[Cryptography] USB hardware token for $2??

Arnold Reinhold agr at me.com
Fri Dec 23 16:08:09 EST 2016


On Thu, 22 Dec 2016 10:02 Phillip Hallam-Baker asked: 

> I saw this:
> 
> http://www.ebay.com/itm/1PC-Digispark-Kickstarter-Attiny85-Mini-USB-Micro-Development-Board-for-Arduino-/282162475109?hash=item41b231b065:g:RIQAAOSw0HVWBMbq <http://www.ebay.com/itm/1PC-Digispark-Kickstarter-Attiny85-Mini-USB-Micro-Development-Board-for-Arduino-/282162475109?hash=item41b231b065:g:RIQAAOSw0HVWBMbq>
> 
> It has an 8 bit CPU with 512bytes of RAM and 2K of ROM. There is a fuseable
> link for fixing the firmware.
> 
> Any chance one of these could be used as a low cost HSM? Specifically, the
> use I would have for it would be to provide a second factor for sensitive
> key management operations. I would not store the whole key on the device,
> just a share of the key.

The units in the link you give look similar to ones I purchased about 8 months ago. They are knockoffs of the Digispark design and I could never get them to work. There may have been something wonky about the boot loader (if there was one).  

The real Digispark units work great and don’t cost that much more. (Yes a PI zero costs less, but you need accessories, and good luck auditing the software—an operating system is not always a plus.) The Arduino development environment is a pleasure to use and programming the AVR chips is fun.  The 512 bytes of RAM prevents some crypto algorithms from being used. RC4 works, but takes up more than half of RAM. I was able to get Speck to work on the chip. An analog accelerometer chip could make a good random bit source, and ferroelectric RAM boards ($10 from Adafruit) can store 32K bytes that can be reliably erased (unlike flash), if 512B EEPROM isn't enough.

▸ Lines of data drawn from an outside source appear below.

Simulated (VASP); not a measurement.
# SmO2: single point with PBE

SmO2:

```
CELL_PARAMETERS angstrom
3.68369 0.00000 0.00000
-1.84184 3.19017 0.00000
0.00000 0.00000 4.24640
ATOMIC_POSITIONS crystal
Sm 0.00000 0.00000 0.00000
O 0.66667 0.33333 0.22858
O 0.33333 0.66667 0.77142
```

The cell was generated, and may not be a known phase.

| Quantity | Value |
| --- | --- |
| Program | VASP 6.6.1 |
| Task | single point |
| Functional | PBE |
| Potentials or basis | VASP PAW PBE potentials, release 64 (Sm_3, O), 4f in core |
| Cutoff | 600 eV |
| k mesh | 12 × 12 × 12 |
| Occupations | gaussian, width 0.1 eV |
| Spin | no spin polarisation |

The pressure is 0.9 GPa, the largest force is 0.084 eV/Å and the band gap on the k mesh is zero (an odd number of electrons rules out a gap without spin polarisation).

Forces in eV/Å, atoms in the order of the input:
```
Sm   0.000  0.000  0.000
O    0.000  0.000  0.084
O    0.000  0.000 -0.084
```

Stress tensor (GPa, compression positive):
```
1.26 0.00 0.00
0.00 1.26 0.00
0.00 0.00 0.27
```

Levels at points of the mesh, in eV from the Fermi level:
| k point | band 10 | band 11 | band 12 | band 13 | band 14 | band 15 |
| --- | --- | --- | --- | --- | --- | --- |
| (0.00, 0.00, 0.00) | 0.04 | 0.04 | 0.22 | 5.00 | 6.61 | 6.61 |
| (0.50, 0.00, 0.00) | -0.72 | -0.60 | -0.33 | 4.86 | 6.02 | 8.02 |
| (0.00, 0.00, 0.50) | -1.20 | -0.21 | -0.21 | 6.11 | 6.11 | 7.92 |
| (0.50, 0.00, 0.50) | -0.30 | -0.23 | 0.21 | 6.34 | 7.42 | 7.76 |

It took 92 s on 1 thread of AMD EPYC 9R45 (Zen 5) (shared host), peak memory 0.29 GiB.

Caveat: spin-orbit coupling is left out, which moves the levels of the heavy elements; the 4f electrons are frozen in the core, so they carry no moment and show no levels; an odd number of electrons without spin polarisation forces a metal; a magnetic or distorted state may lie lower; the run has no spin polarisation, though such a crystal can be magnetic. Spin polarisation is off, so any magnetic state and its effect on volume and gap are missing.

You can also buy raw ATTiny 85 chips and get them working with minimal components.  

Peter Gutmann <pgut001 at cs.auckland.ac.nz <mailto:pgut001 at cs.auckland.ac.nz>> added:

> ...To generalise this, the problem with almost any consumer-level hardware device
> isn't the hardware, it's the software. …

Packaging a processor in a compact but usable form factor is not a trivial task. Having a well thought out design available for small money saves a lot of time and aggravation. Add in a good development environment, lots of libraries, accessory boards and a strong developer community and you are way ahead using boards like this. For simple uses, the software may not be that bad.